Bill Abernathy: “Crossing Willow Creek” – a portrait of an artist totally comfortable in his own skin

Kansas City, Missouri resident Bill Abernathy, began writing songs in his early teens.  He played all through his school years, but then life took over. Bill got married, built a business career, and raised his children.  After his kids graduated from school and started their careers, Bill picked up the guitar again and began trying to rekindle his love of music. “Inspiration for my music comes from a variety of the many parts of my life,” Bill says.  “Events and experiences of mine, my family, my friends, and sometimes even people I have never met all, contribute to the creativity of my music. I find it interesting and rewarding to let my imagination wander through the memory and spirit of life events and see where it takes me.”

Bill Abernathy mixes the best of Americana, Blues, Country, and even shades of Rock to perfection. It’s not often you come across an album or an artist that is equally strong lyrically and musically. But the 11 track “Crossing Willow Creek” has you covered on both fronts.

Abernathy’s voice is growly and mellifluous with a bluesy and country sound that transcends both genres. And that doesn’t begin to touch on his lyrics. Hands down a distinct voice and a killer writer. The songs and production on this album feel tailor made for vinyl.

On the album, Abernathy revels in the rush of delivering kinetic hooks. He hurtles through lusty melodic patterns in the upbeat number “Can’t Go Back,” propels the tuneful heartland rocker “Cry Wolf” with the vigorous, swaggering charisma of his vocal attack, and, in the blues-rocker “Whiskey Road,” maximizes the rhythmic tension between his jackhammering vocal cadence and angular guitar riffing.

But Abernathy is also capable of being quietly poignant, and his lyrics can be highly literate, at times literary, and often possessed of a sharp personal focus. Nowhere are those elements more on display, than on “Willow Creek” and “Meant To Be”.

While the wide range of musical styles on display on “Crossing Willow Creek” doesn’t detract it from being a cohesive album, it does make for eleven outstanding individual tracks, ready-made for the digital generation where genre lines blur and each song stands on its own merit.

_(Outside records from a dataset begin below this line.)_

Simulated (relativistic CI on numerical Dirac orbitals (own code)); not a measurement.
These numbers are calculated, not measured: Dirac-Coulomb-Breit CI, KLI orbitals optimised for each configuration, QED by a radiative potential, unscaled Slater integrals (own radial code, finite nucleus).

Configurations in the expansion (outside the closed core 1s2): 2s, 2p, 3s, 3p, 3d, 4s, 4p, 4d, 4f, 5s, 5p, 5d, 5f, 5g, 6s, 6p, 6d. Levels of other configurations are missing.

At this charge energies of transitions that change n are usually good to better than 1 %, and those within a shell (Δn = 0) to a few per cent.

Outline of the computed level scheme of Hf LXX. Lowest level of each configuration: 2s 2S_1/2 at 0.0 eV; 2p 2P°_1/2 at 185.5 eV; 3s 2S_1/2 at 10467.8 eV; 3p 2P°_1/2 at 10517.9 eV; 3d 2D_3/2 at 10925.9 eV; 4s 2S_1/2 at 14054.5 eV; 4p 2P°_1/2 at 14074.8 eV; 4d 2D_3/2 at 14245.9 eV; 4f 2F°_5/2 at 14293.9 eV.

That track by track freedom proves an advantage for Bill Abernathy, who is able to chase his muse in any direction it wants to go. So he can bathe his sound in rich and gentle acoustics on “Love’s in Vain”, and then in the very next track, “White Night”, rock his socks off with crunchy electric guitars and soaring saxophones.

Through “Any Port in a Storm”, “Yuppie Blues” and “Icarus Ascending”, the songwriting to the musicianship to Abernathy’s enthusiastic vocals, truly sparkles, and is further proof that all things are possible if you have the willpower to seek it out. Abernathy’s direct and honest songwriting is beyond reproach. He unfolds his subjects with the grace of an angel, and sings them like a man on fire.

“Crossing Willow Creek” is a true coming of age, for Bill Abernathy, a portrait of an artist totally comfortable in his own skin and finding himself increasingly willing to color inside and around the Americana lines. His music will stay with you no matter what genre preference you may have.